College junior Taylor Hawes, a Daily Pennsylvanian columnist, is currently involved in the planning stages of establishing a student group that would serve as a forum for discussion on the representation of different socioeconomic classes at Penn.

Though Hawes said the group’s formation has not yet been made official, she plans to work over winter break to register it with the Office of Students Affairs. She hopes that the group — which currently remains unnamed — will launch by March.

“Right now, there is an unwillingness to approach the issue because people don’t think it’s polite or it’s too personal,” Hawes said. Economic diversity “is not something we should be afraid to talk about.”

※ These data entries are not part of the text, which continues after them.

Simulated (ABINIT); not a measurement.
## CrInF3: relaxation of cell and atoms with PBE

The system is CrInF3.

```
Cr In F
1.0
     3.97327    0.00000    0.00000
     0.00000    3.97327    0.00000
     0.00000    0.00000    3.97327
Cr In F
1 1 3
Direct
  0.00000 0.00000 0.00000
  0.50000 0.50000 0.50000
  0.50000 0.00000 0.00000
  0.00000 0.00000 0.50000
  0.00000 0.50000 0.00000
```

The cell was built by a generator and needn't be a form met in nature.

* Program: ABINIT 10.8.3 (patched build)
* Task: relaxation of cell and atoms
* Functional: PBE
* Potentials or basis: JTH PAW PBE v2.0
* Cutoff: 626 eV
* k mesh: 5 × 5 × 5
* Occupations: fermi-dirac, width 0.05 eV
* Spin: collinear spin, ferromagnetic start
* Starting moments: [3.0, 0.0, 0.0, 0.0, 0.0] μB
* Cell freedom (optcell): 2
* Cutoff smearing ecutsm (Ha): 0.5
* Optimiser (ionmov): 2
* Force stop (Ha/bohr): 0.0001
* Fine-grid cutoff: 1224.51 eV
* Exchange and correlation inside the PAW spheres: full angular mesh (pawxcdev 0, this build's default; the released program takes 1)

Hawes’ decision to look into the prospect of starting a new student group comes at a time when economic diversity and income disparity within Penn’s student population has generated debate.

In September, English professor Peter Conn wrote a column in the Penn Almanac in which he criticized the University’s failure to enroll more low-income students.

Conn’s column referenced a set of data compiled by the Chronicle of Higher Education which showed that, for the 2008-09 academic year, Penn’s proportion of low-income students ranked 47th out of the top 50 schools with the largest endowments in the nation.

“We should not be included among the least economically diverse universities in the nation,” he wrote. “Whatever the difficulty of this task, ‘We’re number 47’ won’t do.”

The column prompted a panel discussion in late November in which various students and administrators — including Dean of Admissions Eric Furda — offered competing views on the job Penn is doing.
While the panel attracted more than 100 attendees, it did not mark the first time that the Penn community has expressed an interest in the issue of economic diversity.

The Money Dialogues — an organization that began through the Greenfield Intercultural Center — has been working since last semester to “create a safe space for all economic backgrounds to talk about money,” said Wharton junior Sasha Lagombra, who is a member of the group.

She added that the Money Dialogues exists to provide a forum for discussion on how money and income status affect the student experience at Penn.

Though the group has been meeting for the last few months, it is still “in the development phase,” Lagombra said.

“Ultimately, I think Penn has a disparity of these [low-income] students,” Hawes said.

Although Penn’s need-blind admissions process means that prospective students will not be judged based on their financial status, this process has the potential to increase or decrease the economic diversity in each incoming class, according to Furda.

The Admissions Office can look at the context of an application and “infer the student’s socioeconomic class,” Furda said.

The University’s recruitment process for potential applicants targets schools and regions “[from] where students may not typically apply to Penn,” he added.

Hawes said she hopes her new group will encourage more students from underrepresented areas to realize that Penn is an option for them, as well.

She added that she would like to reach out to students “from the lower economic end of the spectrum in the younger grades, like elementary and middle school students and introduce them to schools like Penn.”

“When we talk about diversity at Penn, it’s easier for us to talk about things such as race, sexual orientation and diversity in that manner, but class and economic diversity is a little more difficult to talk about,” Lagombra said.

College freshman Sean Massa, who is a member of Money Dialogues, said he likes the group because it focuses on economic disparities that exist within the school.

“The main focus and goal is to get people informed about the power of money in our society and how it controls and influences how people think in a myriad of ways,” Massa said.

Before Money Dialogues, Lagombra said a formalized space where students could go to speak with each other about economic diversity did not exist.

“We all have issues or concerns regarding our [economic] class and this is a safe space to talk about it,” she said.